Figure 4a shows the temperature variation of fire plume rising upward in vertical direction plotted using data from four thermocouples, which were mounted on a vertical pole at every 1-m interval starting from 1.13 m. The maximum temperature recorded was 41.3 °C at 1.13 m, 56.4 °C at 2.13 m, 56.6 °C at 3.13 and 60.4 °C at 4.13 m. This shows that with increase in height the temperature of the plume is increasing, as is common in buoyancy driven fires. Figure 4b shows the comparison between 3 thermocouples at 2.13 m above floor level placed in 3 different rooms. The highest temperature was measured in the fire room at 41.3 °C, the next highest temperature was measured in the top room at 37.6 and the temperature measured in side room was 24.18 °C, reached after a time delay of 1180 s due to the low rates of heat transfer or heat flux as discussed in Fig. 3. Fire plume affects fire room the most whereas after striking the ceiling it entrains into the top compartment (or room) and very small amount of hot air enters the side room from the upper zone and from the lower zone (doors and windows) cold air entrains into the fire room to sustain the fire. Figure 4c shows the temperature variation of air close to the walls. The temperature comparison between the upper zone (above the doorway on East wall) and the lower zone (on South-West corner) of the fire-room shows that the maximum temperature recorded in the upper zone of the east wall was 49.7 °C while that measured on the south wall was only 28.7 °C. The temperature increase in the upper zone of the east wall is higher than the growth in lower zone of south wall. Figure 4d shows the temperature variation between the end boundaries of the two rooms (east wall of fire room and top room). The highest temperature measured in fire room was 45.4 °C and in the side room was 25.8 °C, which is also reached at a much later time. The difference in temperature and the time is quite obvious, as the temperature growth on the boundary of the fire room will be faster compared to side room, due to larger heat fluxes in the fire-room. The hot air travelling from one end of the fire room to other end of the side room will take some time and meanwhile it will keep losing the heat to the surrounding. Thus, the temperature at the end boundary of side room is not affected much by presence of fire.

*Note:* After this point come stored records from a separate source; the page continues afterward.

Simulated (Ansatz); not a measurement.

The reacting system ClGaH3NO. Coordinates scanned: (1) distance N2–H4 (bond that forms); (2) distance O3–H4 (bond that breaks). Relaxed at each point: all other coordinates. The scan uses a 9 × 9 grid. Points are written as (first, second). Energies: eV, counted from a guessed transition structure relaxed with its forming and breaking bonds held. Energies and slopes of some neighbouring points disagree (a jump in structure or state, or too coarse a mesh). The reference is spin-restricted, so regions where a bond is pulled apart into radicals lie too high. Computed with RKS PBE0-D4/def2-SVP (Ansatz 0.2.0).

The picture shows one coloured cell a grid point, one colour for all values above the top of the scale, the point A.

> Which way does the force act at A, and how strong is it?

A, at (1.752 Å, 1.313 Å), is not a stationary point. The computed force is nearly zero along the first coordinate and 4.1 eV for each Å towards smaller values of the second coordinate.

a Temperature variation of fire plume rising upward in vertical direction above floor. b Comparison between temperatures at centre point of all three interconnected rooms. c Temperature variation closed to wall between upper zone (above doorway on East wall) and lower zone (on South-West corner) of fire-room. d Temperature variation between end boundaries of ground floor rooms (fire-room and side-room)
The measured data shows a rapid increase in wall heat flux followed by a gradual drift during the fire development and sustenance stage as seen in Fig. 3. However, the fire affects only the fire room and the top rooms, with almost no impact in the side room suggesting the dominance of buoyancy in fire propagation.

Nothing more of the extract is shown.